U.S. Takes Further Actions to Alienate Cuba

Black silhouette of jet plane inside red circle with line through
No fly zone
Oct 22, 2019
WASHNGTON, DC – The Trump Administration announced last week, through the Department of Commerce, that they will discontinue Cuba’s ability to lease commercial planes and halt some forms of donations from the U.S.

The Administration said they will revoke licenses for existing leases of aircrafts to Cuban state-owned airlines and will deny future applications.  The Cuban government technically had the ability to generate revenue by transporting tourists on the leased aircrafts.

Additionally, the U.S. government will no longer allow donations of items for use in scientific, archeological, cultural, ecological, educational, historic preservation, or sporting activities to be made if the Cuban government is the recipient.  The ban extends to free promotional items that are intended to aid Cuba’s government.

This new wave of enforcement follows on the heels of the activation of Title III of the Helms-Burton Act in May of this year, allowing lawsuits in U.S. courts against both persons and domestic and foreign companies trafficking over property seized during the 1959 Cuban Revolution.  Additionally, Title IV of the same act was implemented, which denies travel visas on non-family travel and remittances from the U.S. into Cuba.
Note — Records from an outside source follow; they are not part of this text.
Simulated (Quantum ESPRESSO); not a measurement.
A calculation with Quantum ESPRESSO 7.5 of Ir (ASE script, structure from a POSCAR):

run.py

“USA Rice continues to support a reasoned approach toward normalized trade with Cuba, including passage of legislation that would remove specific restrictions on financing and marketing of agricultural goods to Cuba,” said USA Rice President & CEO Betsy Ward.  “The 2018 Farm Bill permitted the use of USDA’s Market Access Program (MAP) and Foreign Market Development (FMD) funds in Cuba, however, given the broader geopolitical issues at play, it will be difficult to make progress both on the trade and legislative fronts.